Springback Academy 2017
Review

Ohne Nix
Luke Baio & Dominik Grünbühel
Two talking heads on stage – the performer’s faces projected on sculptures – dialogue ‘about nothing’: the content of Ohne Nix. Dancer-related reflexions like the problems in remembering a choreographic phrase or the capacity to compose movement turn into ironic demonstrations that – in a sad way – illustrate the conventions of contemporary dance. Simultaneously, the performers transform themselves into rough-cut virtual puppets: pathetic sexualized objects or happily clubbing 90s people to evoke the superficiality of mainstream culture. Is the (dancing) body facing its final crisis? How can we combat the perfection of virtual bodies? Does dancing even make sense? In a society of bodies in crisis for their appearance, productivity, or simply for being a little too human, Ohne Nix resolves all conflicts by making the body itself disappear: the dancers are secondary characters in their own performance, but remind us that ‘nix’ backwards sounds like ‘skin’ – pure flesh as the reverse of ‘nothing’.

Coming from the strong tradition of the Viennese scene, Dom & Luke are approaching critically the very essence of dance through a smart, self-conscious duet that constantly comments on itself. The piece starts with digital versions of their heads talking about form and content, laying bare all of the show’s technical elements (projectors, speakers, smoke machine) and constantly returning to the nothingness of the title as an emptiness charged with potential. When their two bodies eventually materialize physically onstage various strategies to fill up that void are offered and rejected: well-executed but outdated choreographic languages; self-referential imagery only readable for insiders (i.e., the digital merging of bodies that have been collaborating for a decade); esoteric exploration of the inner self (via vocalising faces projected on torsos); and a throwback to pre-digital culture of the 90s with a disco dance routine. Eventually the show leaves us asking ourselves what is behind the digital face. Are any of the discourses that are shaping our lives actually ours, or has the mask become our true face?
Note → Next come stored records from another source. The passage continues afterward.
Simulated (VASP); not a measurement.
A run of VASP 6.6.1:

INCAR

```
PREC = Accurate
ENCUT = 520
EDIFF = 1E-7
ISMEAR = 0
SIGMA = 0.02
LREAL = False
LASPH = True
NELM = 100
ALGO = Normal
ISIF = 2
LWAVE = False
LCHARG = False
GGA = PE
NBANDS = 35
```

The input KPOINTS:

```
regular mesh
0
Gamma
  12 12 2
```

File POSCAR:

A contemporary dance performance endowed with a sense of humour is a not unwelcome proposition. That the title of Luke Baio and Dominik Grünbühel’s sly Ohne Nix translates as ‘Without Nothing’ is a clue to the kind of clever-clever, high and (mostly) low-tech games they want to play. The methodical pile-up of droll post-modern elements commences with ironically contextualising dialogue by their own disembodied faces and goes on to include imaginary spectacle, gently mocked movement clichés, pseudo-aquatic body-morph projections, inert ‘sexy’ dancing, ‘90s nostalgia and the ephemeral beauty of dry ice (which could be Euro-dance’s new nudity in terms of its prevalence during Spring Forward 2017.) What these two japesters get up to is all reasonably engaging but, I suspect, sans a lasting impact. That may be part of the point. It’s a show I liked that I might have liked to have liked more.